Speculative Decoding — Model Optimization for Local Inference (Chapter 7)

Standard autoregressive decoding generates one token at a time, executing the full model for each step. This sequential nature limits parallelism—the entire 70B parameter model runs to produce a single token. Speculative decoding breaks this bottleneck using a small "draft" model to generate candidates, then verifying multiple candidates in parallel using the larger "target" model.

The algorithm:

Draft model generates k candidate tokens (typically 4-8)
Target model evaluates all k candidates in a single forward pass
Accepted tokens proceed; rejected tokens trigger resampling

import torch
from transformers import AutoModelForCausalLM, AutoTokenizer

class SpeculativeDecoder:
    def __init__(self, target_model, draft_model, draft_tokens=4):
        self.target = target_model
        self.draft = draft_model
        self.draft_tokens = draft_tokens
    
    def decode(self, input_ids, max_new_tokens):
        generated = input_ids.clone()
        
        while len(generated[0]) < max_new_tokens:
            # Draft model generates candidates
            draft_input = generated
            with torch.no_grad():
                draft_output = self.draft(draft_input)
                draft_probs = torch.softmax(draft_output.logits[:, -1], dim=-1)
                draft_tokens = torch.multinomial(
                    draft_probs, 
                    num_samples=self.draft_tokens
                ).squeeze(-1)
            
            # Target model evaluates candidates
            target_input = torch.cat([generated, draft_tokens.unsqueeze(0).T], dim=-1)
            with torch.no_grad():
                target_output = self.target(target_input)
                target_probs = torch.softmax(target_output.logits, dim=-1)
            
            # Accept/reject tokens
            for i in range(self.draft_tokens):
                target_prob = target_probs[0, len(generated) + i, draft_tokens[0, i]]
                threshold = torch.rand(1).item()
                if target_prob.item() > threshold:
                    generated = torch.cat([generated, draft_tokens[0, i:i+1].unsqueeze(0)], dim=-1)
                else:
                    # Resample from target distribution
                    new_token = torch.multinomial(target_probs[0, len(generated) - 1], 1)
                    generated = torch.cat([generated, new_token], dim=-1)
                    break
            
            if len(generated[0]) >= max_new_tokens:
                break
        
        return generated

Speedup depends on the draft model's accuracy. A draft matching the target distribution exactly yields k× speedup. A draft matching 70% yields approximately 3× speedup on 4-token speculation.

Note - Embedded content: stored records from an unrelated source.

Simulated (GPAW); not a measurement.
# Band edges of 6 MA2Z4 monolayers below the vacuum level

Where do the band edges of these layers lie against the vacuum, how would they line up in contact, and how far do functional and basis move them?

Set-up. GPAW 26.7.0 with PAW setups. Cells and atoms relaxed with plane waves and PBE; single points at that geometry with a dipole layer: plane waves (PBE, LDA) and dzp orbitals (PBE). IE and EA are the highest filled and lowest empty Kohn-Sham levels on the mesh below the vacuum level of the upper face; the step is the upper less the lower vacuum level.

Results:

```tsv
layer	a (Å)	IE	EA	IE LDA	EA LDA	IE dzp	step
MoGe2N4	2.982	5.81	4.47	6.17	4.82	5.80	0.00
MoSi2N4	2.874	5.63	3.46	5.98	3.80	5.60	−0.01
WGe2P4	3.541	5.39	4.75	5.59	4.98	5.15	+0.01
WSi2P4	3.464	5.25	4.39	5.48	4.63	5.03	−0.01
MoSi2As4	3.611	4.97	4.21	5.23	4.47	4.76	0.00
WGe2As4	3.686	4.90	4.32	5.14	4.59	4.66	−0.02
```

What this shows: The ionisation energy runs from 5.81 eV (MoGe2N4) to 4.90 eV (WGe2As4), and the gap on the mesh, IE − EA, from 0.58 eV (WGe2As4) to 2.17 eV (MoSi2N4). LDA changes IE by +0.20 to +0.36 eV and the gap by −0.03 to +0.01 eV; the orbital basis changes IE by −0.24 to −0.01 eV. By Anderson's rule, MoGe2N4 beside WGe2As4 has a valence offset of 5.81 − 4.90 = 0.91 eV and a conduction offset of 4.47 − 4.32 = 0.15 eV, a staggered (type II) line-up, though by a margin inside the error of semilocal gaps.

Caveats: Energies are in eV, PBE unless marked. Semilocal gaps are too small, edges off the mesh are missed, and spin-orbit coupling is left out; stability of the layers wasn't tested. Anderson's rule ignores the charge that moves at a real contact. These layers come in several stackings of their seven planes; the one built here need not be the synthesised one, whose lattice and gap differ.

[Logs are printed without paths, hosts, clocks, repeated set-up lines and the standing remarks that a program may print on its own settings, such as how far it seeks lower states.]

Draft model selection criteria:

Smaller than target: 1-7B parameters
Similar architecture to target: enables KV cache sharing
High baseline capability: bad drafts reduce acceptance rate
Fast sampling: speculative overhead must not exceed parallelization gains

For Llama-family targets, Llama-7B works well as draft for Llama-2-70B. For coding models, CodeLlama-7B-Python drafts for CodeLlama-70B.

# Optimal configuration for 70B + 7B speculative decoding
decoder = SpeculativeDecoder(
    target_model=AutoModelForCausalLM.from_pretrained(
        "meta-llama/Llama-2-70b-hf",
        torch_dtype=torch.float16,
        device_map="auto"
    ),
    draft_model=AutoModelForCausalLM.from_pretrained(
        "meta-llama/Llama-2-7b-hf",
        device_map="auto"
    ),
    draft_tokens=4
)

Failure mode: Draft models with different tokenizers cause acceptance rate to collapse. Ensure tokenizer compatibility or use a shared tokenizer.

# Verify tokenizer compatibility
assert target_model.config.vocab_size == draft_model.config.vocab_size
assert target_tokenizer.get_vocab() == draft_tokenizer.get_vocab()